The three rules of farming: plough, plough, plough…
Or maybe not.
I was recently on a trip to Cambodia to set up the trials for my final year honours project: growing Mungbeans on residual soil moisture at the beginning of the dry season. My only experience with farming and farming systems is from what we do back home in Australia, so I was interested to learn about how things differ over here. During my first few days, I noticed that wherever I looked farmers were ploughing their fields, not an unusual sight I know, but they seemed to be doing it an awful lot. Once I really noticed it, I felt as though it was all I saw.
Figure 1. My mungbeans right before harvest time
This greatly differed from what we had been taught all through uni by the soil department, as they had explained to us that more-or-less ploughing is evil and must be avoided at all costs. Now, a farmer ploughing their fields isn’t exactly strange, but the pedologists among you can point out that ploughing is an extremely effective way of getting rid of any residual soil moisture. So I was perplexed at the amount of it going on around me. When I eventually reached Battambang and the plots where we were to be having the trials, this perplexity came to the fore when I was told that the plough is in the process of making its third run just this week through one of the trial plots we were to be using for our experiment. When I asked why, I received a look like I’d just asked why one has to drink water or eat food, and so, the ploughing continued.
Later that day I asked my research supervisor why everyone ploughs so much here and they don’t back home in Australia. “Its just something farmers do here” he replied. He went on to explain that really some light cultivation is necessary to break up the heavy clay topsoils that dominate the region and prepare the seedbed, but generally far too much is done. In the end, we ended up having to irrigate the plot that copped all the ploughing, and found another plot across town that had so far avoided the ‘end of rice harvest ploughing bonanza’. So the trial is coming along well and we are collecting some great data.
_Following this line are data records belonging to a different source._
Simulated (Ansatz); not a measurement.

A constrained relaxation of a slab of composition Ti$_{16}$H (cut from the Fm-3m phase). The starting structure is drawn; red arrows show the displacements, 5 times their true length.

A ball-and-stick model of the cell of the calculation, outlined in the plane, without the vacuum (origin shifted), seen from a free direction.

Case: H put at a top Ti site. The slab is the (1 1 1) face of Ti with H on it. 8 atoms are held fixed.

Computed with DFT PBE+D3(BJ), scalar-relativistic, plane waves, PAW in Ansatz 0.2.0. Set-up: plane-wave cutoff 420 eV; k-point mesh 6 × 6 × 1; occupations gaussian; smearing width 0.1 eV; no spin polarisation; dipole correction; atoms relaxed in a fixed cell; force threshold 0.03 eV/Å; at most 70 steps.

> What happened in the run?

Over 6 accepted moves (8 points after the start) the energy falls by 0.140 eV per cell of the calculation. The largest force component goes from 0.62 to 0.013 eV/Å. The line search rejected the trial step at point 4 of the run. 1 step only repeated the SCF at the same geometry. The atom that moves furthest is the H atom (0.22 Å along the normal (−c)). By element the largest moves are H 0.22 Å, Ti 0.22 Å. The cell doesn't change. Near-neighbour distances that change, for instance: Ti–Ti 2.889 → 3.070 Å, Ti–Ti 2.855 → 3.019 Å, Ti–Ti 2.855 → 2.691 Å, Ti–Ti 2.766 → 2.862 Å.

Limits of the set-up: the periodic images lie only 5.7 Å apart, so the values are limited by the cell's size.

Figure 2. Having a crack at a bit of seedbed preparation through very light cultivation
Yet this whole ploughing obsession really highlights a point that I have come across quite a number of times in my (so far, limited) experience with international agricultural development. A handful of small, cultural practice modifications, which are well-documented no-nos in the developed world such as conventional tillage, can make a huge difference in the end to those people who end up feeding the majority of the global population, smallholder farmers. In this case promoting a conservation tillage program over conventional tillage could improve the soil structure and overall soil health, which would help to restore some fertility to the soil. We don’t need to re-invent the wheel, the wheel already exists, and folks are using the wheel all around the world. It is really up to the oft forgotten, but indispensable, extension officer to help bring this new, fancy wheel technology to the farmers in a way that makes sense.
Farmers can’t be blamed for not using a technology, or in my case, ploughing too much, when they haven’t had the opportunity to learn why they shouldn’t, or why they should, and make the informed decision themselves. With food security storm clouds looming ominously just over the horizon, investing in and empowering smallholder farmers can have a huge impact on the food production ecosystem and rising to meet the challenge of feeding 9 billion people by 2050. This isn’t even touching on the obvious societal benefits to a more food secure world. Basically what I’m trying to say is that it’s not going to take some radical new practice or technology to feed the ever-growing population. It could start with something as easy and simple as leaving the plough in the shed once in a while.